Converting Kids to Fresh Food at the School of the Arts

dreAn Interview with Dre Maher, Farm to School Liaison at the Nevada City School of the Arts

What do you do as the Farm to School Liaison for Sierra Harvest?

I introduce fresh, local produce to children and their families in a few different ways. One of my favorite things is the garden cart, which was donated by Sierra Harvest. We get CSA shares from John Tecklin at Mountain Bounty for the cart and it is out twice a week at NCSA.  Some families also grow things for the cart – things people have never seen before like unusual herbs. It attracts a gathering of people who are discussing how to use the things they find on the cart. Parents are gathering around food.

We also have the Harvest of the Month program where a different produce item is featured every month. So many kids now recognize me and will come up to me at school and ask if I brought any food. Sometimes we’ll make a chart to find out if kids know and like the item, and if they like it after they taste it. Kids put in their vote on whether something tastes sweet or sour, or the texture.  It’s a great opportunity to taste produce at its peak freshness, because it comes straight from the farm. Some kids did not like cantaloupe, and their parents had unsuccessfully tried to get them to eat cantaloupe, and then they tried the Mountain Bounty cantaloupe and decided that it tastes like candy and they do in fact want to eat it.

What do you love about this work?

I love the hopefulness of positive change —  kids knowing where their food comes from and being excited about eating real food, maybe even being motivated to grow their own food. I like the reversal of instead of parents telling kids to eat their greens, the kids are asking their parents to buy things like kiwis!

What has the reaction been like to the Farm to School program at NCSA?

It has been overwhelmingly positive and supportive. Last year was the first year, and some teachers were not excited about trying to fit one more thing into the school day, but now they see that the kids get engaged –they are getting turned on by tasting and the excitement of eating something new, and then they are still at this level of heightened awareness that carries over to the next lesson.

How do you support local food in Nevada County?

We have shifted how we budget and plan meals since moving to the area. We used to go to Costco, and now we shop exclusively at Briar Patch. Because of their mission statement to have as much local food as possible, I can get grains, produce, everything there, and know that the farmers are being paid a fair price. I try to teach others about the benefits of buying local food, leading by example and talking about how much money I have saved shopping primarily in bulk and produce.

What did you cook this past holiday season?

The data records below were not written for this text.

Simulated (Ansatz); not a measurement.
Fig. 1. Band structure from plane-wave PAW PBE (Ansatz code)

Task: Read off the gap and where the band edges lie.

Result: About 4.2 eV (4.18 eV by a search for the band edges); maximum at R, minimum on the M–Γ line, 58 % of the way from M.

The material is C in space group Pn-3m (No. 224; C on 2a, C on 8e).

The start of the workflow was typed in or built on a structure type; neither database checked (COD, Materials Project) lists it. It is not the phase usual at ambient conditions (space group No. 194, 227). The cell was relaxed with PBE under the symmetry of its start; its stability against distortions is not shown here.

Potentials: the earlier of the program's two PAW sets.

My family is Italian – I am only the second generation to be in the U.S. We have a family tradition of spending Christmas Eve with my mom and dad making making cioppino. It’s a tomato-based soup with lots of different kinds of seafood. Everything at Briar Patch has the Monterey Bay Aquariaum seal of approval for being sustainably harvested, so we buy our seafood there. Some years we bake our own sourdough bread to go with it, but this year we bought Truckee sourdough. Cioppino is really messy – even the adults get messy. We put down a plastic table cloth and everyone gets a couple of napkins and just digs in.